Critical Evaluation
The first thing the reader notices in The Wapshot Chronicle is the novel’s paradoxical tone, a mix of comedy and tragedy, darkness and light. John Cheever is intent on imitating the richness and the paradoxical, unpredictable nature of life, full of joy, silliness, humor, love, hate, pain, and frustration in combination.
The lack of structure and logic in people’s lives is reflected in the structure of the novel, where narrative coherence, cause and effect, and meaning are subservient to the anecdotal. Just as in real life the significance of events is not always immediately clear or indeed remains obscure forever, the interpretation of what befalls Cheever’s characters is often left to the reader. The narrator’s whimsical, capricious, and arbitrary presence may be seen as analogous to God’s role in people’s lives—if one thinks of the deity as one who determines the flow of events without reference to justice, logic, or clarity. The narrator in The Wapshot Chronicle reports, sometimes with tongue in cheek; the narrator does not steer the characters from one well-structured event to the next.
A central theme of the novel is what life may mean—what people are to learn from the sum of their experiences and how they are to react to turns of events that they do not expect and over which they have no control. The Wapshot Chronicle ends with the touching description of Leander’s funeral, to which his sons have returned to honor him in his hometown of St. Botolphs. Amid his tears, Coverly reads the passage from William Shakespeare’s The Tempest (pr. 1611, pb. 1623) that Leander wanted read at his funeral. The passage from Shakespeare emphasizes fragility—that people are all actors in some grand drama, actors made only of dreams. If there is a fundamental message in the novel, it is what Leander affirms in the notes he made in a book of Shakespeare’s work that Coverly finds while going through his father’s things after the funeral. These rules to live by, the final words in the novel and apparently the sum of Leander’s experience, are simple, very practical guides for the most part: Never sleep in the moonlight, never make love with one’s pants on, and take a cold bath every morning.
The list of rules ends with more general affirmations—that the world is to be admired, that the love of a good woman is to be relished, and that people should trust in God, after all. Hence the novel ends on a note of positive closure: Moses and Coverly have come home, and Honora has honored her promise to endow them as her heirs, now that they have produced sons. Moses and Coverly have evidently weathered their trials and learned their own lessons.

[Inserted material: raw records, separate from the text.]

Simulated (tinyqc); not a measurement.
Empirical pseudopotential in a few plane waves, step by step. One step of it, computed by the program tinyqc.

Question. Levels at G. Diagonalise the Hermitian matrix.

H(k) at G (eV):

The Wapshot Chronicle is presumably a parody of histories, as suggested by the word “chronicle.” The novel tells about the distinction between what is apparent and what lies beneath the surface of personalities and events. In this regard, the novel’s narrative mocks the stature and dignity of New England and its figures (Honora, for example, is often seen in public in a three-cornered hat). The narrator also remarks that the ladies of the Wapshot clan always eat daintily in public but stuff themselves like animals at home. The history of St. Botolphs is less a story of continuous prosperity than one of decadence. In an image that illustrates the novel’s skewed tone, Honora heads for Boston shortly after Leander’s funeral to take in a Red Sox baseball game. The narrator describes her, in her three-cornered hat, as a pilgrim, gallant and absurd, who is nonetheless confident of her country’s noble power and endurance.